Catalan push for independence: How did we get here?
CATALAN NEWS AGENCY – A timeline of the events that brought Catalonia to the brink of declaring independence from Spain
Tensions between Barcelona and Madrid have reached unseen levels ahead of Tuesday’s crucial parliamentary session. Which begs the question, how on Earth did we get to the point at which a Catalan president may declare the country no longer part of Spain? It all started 14 years ago, when a new Catalan government had the idea of reforming a text that had been the basis of rule in the country since the post-Franco transition.
The country sets a new goal for self-government: reforming the Statute of Autonomy. The Catalan parliament passes it with an overwhelming majority in 2005.
The Spanish parliament cuts back on the degree of self-government provided by the text. One senior Socialist MP boasts about it. Yet the public approve it in a referendum. That, however, is not the end of the journey, it is just the beginning. The People’s Party starts gathering signatures against the Statute and, after public approval, sends it to the Constitutional Court.
After four years, the Constitutional Court rules that 14 articles of the Statute are outside the law and reinterprets 23 more. This event sparks outrage and a 1.1 million-strong demonstration some weeks later. The call for independence is the chant most heard. In the meantime, citizens hold unofficial local votes on self-determination in hundreds of Catalan towns.

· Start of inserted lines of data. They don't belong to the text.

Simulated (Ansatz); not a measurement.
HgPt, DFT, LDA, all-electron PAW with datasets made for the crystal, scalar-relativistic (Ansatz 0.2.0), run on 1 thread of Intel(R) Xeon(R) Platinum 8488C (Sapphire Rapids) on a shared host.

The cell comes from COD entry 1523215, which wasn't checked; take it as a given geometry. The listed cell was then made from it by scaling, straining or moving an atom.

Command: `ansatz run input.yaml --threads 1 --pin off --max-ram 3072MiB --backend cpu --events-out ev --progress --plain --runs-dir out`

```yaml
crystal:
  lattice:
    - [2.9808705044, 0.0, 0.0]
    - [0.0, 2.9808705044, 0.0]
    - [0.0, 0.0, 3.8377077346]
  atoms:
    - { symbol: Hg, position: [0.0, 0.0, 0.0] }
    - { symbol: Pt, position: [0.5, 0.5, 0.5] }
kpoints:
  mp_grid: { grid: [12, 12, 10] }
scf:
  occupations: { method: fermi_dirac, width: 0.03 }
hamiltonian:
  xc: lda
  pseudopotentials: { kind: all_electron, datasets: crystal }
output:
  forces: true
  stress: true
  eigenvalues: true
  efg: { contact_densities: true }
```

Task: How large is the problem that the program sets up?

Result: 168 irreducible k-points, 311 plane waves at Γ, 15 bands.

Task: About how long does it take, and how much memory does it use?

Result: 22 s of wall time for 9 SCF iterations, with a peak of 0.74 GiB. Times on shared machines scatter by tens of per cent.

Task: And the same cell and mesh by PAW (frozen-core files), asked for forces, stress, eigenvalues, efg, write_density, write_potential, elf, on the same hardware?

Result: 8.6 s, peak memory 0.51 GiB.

The first mass pro-independence demonstration on September 11 makes society, and politicians, realize just how many people now want a Catalan state. Five more protests will follow annually in the next few years.
The then Catalan president asks his Spanish counterpart for more financial autonomy. The answer is “no”.
After a fresh election, a majority of lawmakers commit to holding a referendum. Pro-independence support peaks in 2013 at 57%.
A first major attempt is made to agree a vote with the Spanish parliament, as the Scots did with London. The result: 47 votes in favor, 299 against.
Then, the government calls an unofficial vote for November 9, but leaves the preparations to volunteers to avoid legal liability. Spain bans the vote but lets it go ahead. The yes vote wins with 80%, but turnout is only around 40%.
Pro-independence parties attain a parliamentary majority for the first time since the 1930s. Together they win 48% of the votes, while clear-cut unionist parties obtain 39%. Parties which do not have a clearly defined standpoint on independence but do support a referendum get the rest of the votes.
A new Catalan president is elected in January. He tries to open talks on holding a referendum with his Spanish counterpart. The answer is again is “no”. While he says he will be open to dialogue until the end, he vows to hold a referendum even if Madrid is against it.
The 2014 vote organizers are barred from office and ordered to pay five million euros. Nevertheless, the new referendum remains on course for October 1. Despite warnings, raids, arrests and seizures by Spanish authorities, it goes ahead.
The Yes vote wins at 90%, but based on a turnout of 43%. Yet, the main highlight is the Spanish police violence, which leaves 900 injured but fails to stop the vote. The conflict makes the headlines worldwide and the Catalan president asks for mediation, but insists the results of the vote will be implemented.